About 6 months ago, I had a moment of panic. Not just a passing moment, but a few months where everyday I felt pangs of guilt, anger and sadness. I was so jealous of all my brothers' and sisters' having children that I couldn't see straight.
When Aaron and I got married we decided well before hand that we would wait 7 to 10 years before having children. We were only 19 and 20 respectively and no where near ready to bring a child into the world. That's not to say that we thought it would be the end of the world if it happened sooner, we just planned to wait.
6 months ago, I found out my younger sister was pregnant and I'm ashamed to say that the first thing I thought was 'I should be first.' I tried to rationalize my anger and jealousy. I tried to factor in that I had been married nearly 3 years at the time, and still hadn't gotten pregnant because we weren't financially ready and that my husband and I were 'doing it the right way.' I was mad at her for taking something from me. What, I wasn't exactly sure. I just knew that it was my right and she had stolen it.
My husband and I lay in the bed that night and I sobbed while he held me. I cried deep, wracking tears. I let every insecurity and dream fall into his arms that night and I told him I wanted a child. He looked me in the eyes and said. "Then go off birth control and we will start trying before we turn the spare room into a guest room." He was being so logical that I took a step back and decided that this baby fever would pass and we would just wait it out.

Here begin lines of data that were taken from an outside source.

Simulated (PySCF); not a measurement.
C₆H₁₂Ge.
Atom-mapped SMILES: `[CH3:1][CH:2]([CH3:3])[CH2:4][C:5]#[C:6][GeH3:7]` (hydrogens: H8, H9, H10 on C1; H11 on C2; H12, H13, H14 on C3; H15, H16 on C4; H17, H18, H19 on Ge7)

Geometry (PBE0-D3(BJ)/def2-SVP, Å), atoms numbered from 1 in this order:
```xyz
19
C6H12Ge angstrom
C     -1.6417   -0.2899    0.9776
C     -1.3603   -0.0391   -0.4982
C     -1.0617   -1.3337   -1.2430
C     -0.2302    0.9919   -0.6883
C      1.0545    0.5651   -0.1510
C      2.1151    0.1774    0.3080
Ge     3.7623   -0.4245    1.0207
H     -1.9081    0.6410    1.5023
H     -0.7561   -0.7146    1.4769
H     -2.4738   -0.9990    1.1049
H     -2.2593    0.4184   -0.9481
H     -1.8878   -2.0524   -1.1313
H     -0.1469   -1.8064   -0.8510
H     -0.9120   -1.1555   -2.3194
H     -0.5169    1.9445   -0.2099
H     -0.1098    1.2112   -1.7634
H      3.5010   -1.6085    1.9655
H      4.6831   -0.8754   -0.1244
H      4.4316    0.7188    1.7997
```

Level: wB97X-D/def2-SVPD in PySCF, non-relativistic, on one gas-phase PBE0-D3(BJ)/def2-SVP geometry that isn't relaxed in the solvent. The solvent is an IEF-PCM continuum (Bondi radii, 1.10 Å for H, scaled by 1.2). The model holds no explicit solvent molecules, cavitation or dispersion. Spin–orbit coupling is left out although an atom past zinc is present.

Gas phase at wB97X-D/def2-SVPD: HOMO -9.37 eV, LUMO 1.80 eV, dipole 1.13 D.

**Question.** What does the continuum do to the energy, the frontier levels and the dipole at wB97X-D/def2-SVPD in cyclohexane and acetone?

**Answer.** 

For months everytime I saw a baby I felt a clench in my stomach and hormones nearly took over. However I stuck by our original decision, and endured through my jealousy and anger. For almost 3 months I was sad and angry because I have always wanted children but I knew it wasn't the right time. I have prayed and prayed and God has continued to tell me to ''Wait'
I thought I might never get over my anger and feelings of loss, but I have. It's taken a while and everyday I have to pray and remind myself that God has a plan, and that thought I don't understand it, I need to trust in him. I also look at the lives we lead, and realize how fortunate we are to be able to do all of the things we do. With a child there is no way we could pick up and drive the 7 hours to Portland to see a concert. We need to remember the blessing we are given in this time alone together and use it to strengthen our relationship before there is a child in the equation.
Today I am thankful, I know it is hard to be thankful in everything, but I am trying.